Lucy Turnbull backs scheme to turn kids into entrepreneurs


news Lucy Turnbull AO, wife of the Prime Minister, has become patron of an organisation called DICE Kids, which aims to turn Australia’s kids into entrepreneurs.

As its inaugural project, DICE (Digital, Innovative, Creative and Entrepreneurial) Kids is proposing a scheme in which around 180,000 Australian primary schoolers will be involved with the country’s first ever National Lemonade Day – a one-day event which is already a US tradition.

The organisers hope that by operating their own lemonade stand, participating children will get a taste for starting and operating their own business.

In her first statement as DICE Kids’ inaugural patron, Turnbull said: “We need to nurture in our very young people the belief that everyone and anyone can be innovators … empowering them to believe that with skill, passion and hard work, every Australian has a real chance to put their great ideas into action.”

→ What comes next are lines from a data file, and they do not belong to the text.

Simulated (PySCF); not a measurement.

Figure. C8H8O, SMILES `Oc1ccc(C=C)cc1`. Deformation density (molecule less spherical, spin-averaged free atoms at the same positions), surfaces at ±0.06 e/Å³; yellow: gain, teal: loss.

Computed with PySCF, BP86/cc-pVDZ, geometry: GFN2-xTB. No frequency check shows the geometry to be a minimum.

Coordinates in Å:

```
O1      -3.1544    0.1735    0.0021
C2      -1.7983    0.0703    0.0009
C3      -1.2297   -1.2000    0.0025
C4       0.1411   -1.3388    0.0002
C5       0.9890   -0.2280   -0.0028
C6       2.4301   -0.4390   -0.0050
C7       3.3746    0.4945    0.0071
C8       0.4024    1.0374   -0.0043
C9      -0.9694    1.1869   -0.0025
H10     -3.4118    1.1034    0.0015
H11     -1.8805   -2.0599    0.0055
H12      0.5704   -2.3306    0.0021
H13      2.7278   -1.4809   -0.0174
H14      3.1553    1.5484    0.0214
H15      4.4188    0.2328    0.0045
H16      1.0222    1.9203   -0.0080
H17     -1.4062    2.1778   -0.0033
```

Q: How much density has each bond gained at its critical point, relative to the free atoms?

The Lemonade Day concept and its not-for-profit parent organisation DICE Kids were both proposed at Assistant Minister for Innovation Wyatt Roy’s ‘Policy Hack’ in Sydney on 17 October.

Roy said he hoped National Lemonade Day would be the first of many DICE Kids initiatives to unlock the creative potential of young Australians.

“The next generations of Australians face a world of opportunity,” he said. “It’s important that we equip them with the skill-sets to seize their chances, to move into the jobs that in many cases don’t yet exist.”

DICE Kids will be headed by Melbourne-based Erin Watson-Lynn, a PhD candidate and delegate to this year’s G20 Youth Summit.

Watson-Lynn led the team which came up with the Policy Hack pitch for the Lemonade Day scheme. She said a pilot program on a day (yet to be determined) next year would target thousands of primary school participants.

“It will be a nationally coordinated day, delivered though community organisations and schools,” she explained. “It’s about inspiring young people and that cultural shift towards entrepreneurship – giving them the belief that they’re able to do it. It’s about planting the seed of innovation early.”

Discussing why she felt Lucy Turnbull made a good figurehead for the campaign, Watson-Lynn said that the first lady had made an enormous contribution to “business, government and civil society”.

“We felt Lucy symbolised the potential of young Australians, especially young girls,” she said.

Turnbull served as the Lord Mayor of Sydney from 2003 to 2004 (the first woman to hold the position), having previously been a member of the Sydney City Council in 1999. Since 2004, she has served in city planning roles, as a company director and as a board member of businesses and non-profit organisations, according to online sources.

Commonwealth Scientific and Industrial Research Organisation (CSIRO) Chief Executive Larry Marshall also offered support for DICE Kids, saying: “The future prosperity of our country rests on the innovation potential of our children. And we can’t leave the development of an innovation culture to chance.”


  1. From Banana republic we’ll become Lemonade republic.
    I think the education system needs to teach more cooperative skills – how to be productive in a coordinated project where everybody finds their best position to contribute in a productive environment.
    Good individuals don’t make good systems. We cannot construct space shuttle with individual creativity. It’s complex coordinated effort.

    We don’t want to be like USA. We want to be better than Australia.